Long-time residents of Cypress Hills, East New York, the Atlantic Avenue corridor and other low-income areas targeted by the mayor for rezoning and more affordable housing will not be able to afford these new “affordable” developments, the story concluded.

The mayor’s strategy “will please big developers while offering a sprinkling of housing,” the story quoted Professor of Urban Affairs and Planning at Hunter College and the Graduate Center Tom Angotti as saying. “It’s no different than Bloomberg’s plan to upzone wide areas for high-rise development and then get a little bit of affordable housing to win over the community.”

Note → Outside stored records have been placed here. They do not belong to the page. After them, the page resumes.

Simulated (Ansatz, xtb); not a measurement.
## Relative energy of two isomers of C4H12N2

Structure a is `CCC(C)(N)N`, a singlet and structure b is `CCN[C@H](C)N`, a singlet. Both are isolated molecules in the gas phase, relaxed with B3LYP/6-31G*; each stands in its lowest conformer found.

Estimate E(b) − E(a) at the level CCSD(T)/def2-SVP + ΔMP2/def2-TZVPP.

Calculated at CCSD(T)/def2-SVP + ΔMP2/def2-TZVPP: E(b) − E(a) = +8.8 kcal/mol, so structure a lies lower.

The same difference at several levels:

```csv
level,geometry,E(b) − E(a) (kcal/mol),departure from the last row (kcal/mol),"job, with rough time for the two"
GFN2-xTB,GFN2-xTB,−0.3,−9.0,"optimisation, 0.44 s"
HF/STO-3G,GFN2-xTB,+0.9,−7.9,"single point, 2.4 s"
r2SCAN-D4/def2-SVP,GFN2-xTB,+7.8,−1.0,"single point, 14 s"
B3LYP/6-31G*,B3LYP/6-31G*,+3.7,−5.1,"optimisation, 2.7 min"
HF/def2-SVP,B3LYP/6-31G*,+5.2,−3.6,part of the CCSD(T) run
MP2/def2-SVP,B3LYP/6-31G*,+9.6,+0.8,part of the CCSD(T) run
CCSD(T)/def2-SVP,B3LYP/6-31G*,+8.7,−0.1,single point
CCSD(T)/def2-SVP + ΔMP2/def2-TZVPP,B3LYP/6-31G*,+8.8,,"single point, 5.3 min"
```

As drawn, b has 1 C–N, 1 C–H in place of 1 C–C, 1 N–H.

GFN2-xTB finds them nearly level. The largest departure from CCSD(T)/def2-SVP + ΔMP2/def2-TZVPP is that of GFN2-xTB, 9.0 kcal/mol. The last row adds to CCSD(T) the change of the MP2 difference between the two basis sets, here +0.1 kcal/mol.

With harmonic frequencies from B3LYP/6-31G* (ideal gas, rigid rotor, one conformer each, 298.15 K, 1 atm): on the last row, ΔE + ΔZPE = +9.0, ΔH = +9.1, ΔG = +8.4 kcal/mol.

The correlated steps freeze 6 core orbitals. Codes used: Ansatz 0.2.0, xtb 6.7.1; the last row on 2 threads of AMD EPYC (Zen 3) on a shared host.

The income thresholds are way too high for those area’s residents now. “As it’s written, the [citywide] unit percentage breakdown amounts to a median rent of between $1,050 and $1,670, with 8 percent of the 200,000 units for rent at $630,” said Shai Lauros, director of community development for Cypress Hills Local Development Corporation. Affordable rents in Cypress Hills “typically range from $375 to $625, so there is a discrepancy here. This could contribute to displacement,” she said.

A report on the Sustainable Communities Initiative from the U.S. Department of Housing and Urban Development came to a similar conclusion, saying it “has the potential to spur gentrification and displace residents in low- and moderate-income areas.”

Whites are already moving into East New York, and NYU tote bags (gasp!) have been seen in Cypress Hills, said the story. Gothamist spoke to several residents of these areas, each in their own way representative of the changes happening. One was a long-time resident of Cypress Hills who wouldn’t be able to afford the new developments. Another sold his townhouse in Bed Stuy for a million dollars a year ago and moved to East New York. The third was a priced-out renter and artist who moved to a studio with more space for $1,000 a month somewhere near Fulton Street.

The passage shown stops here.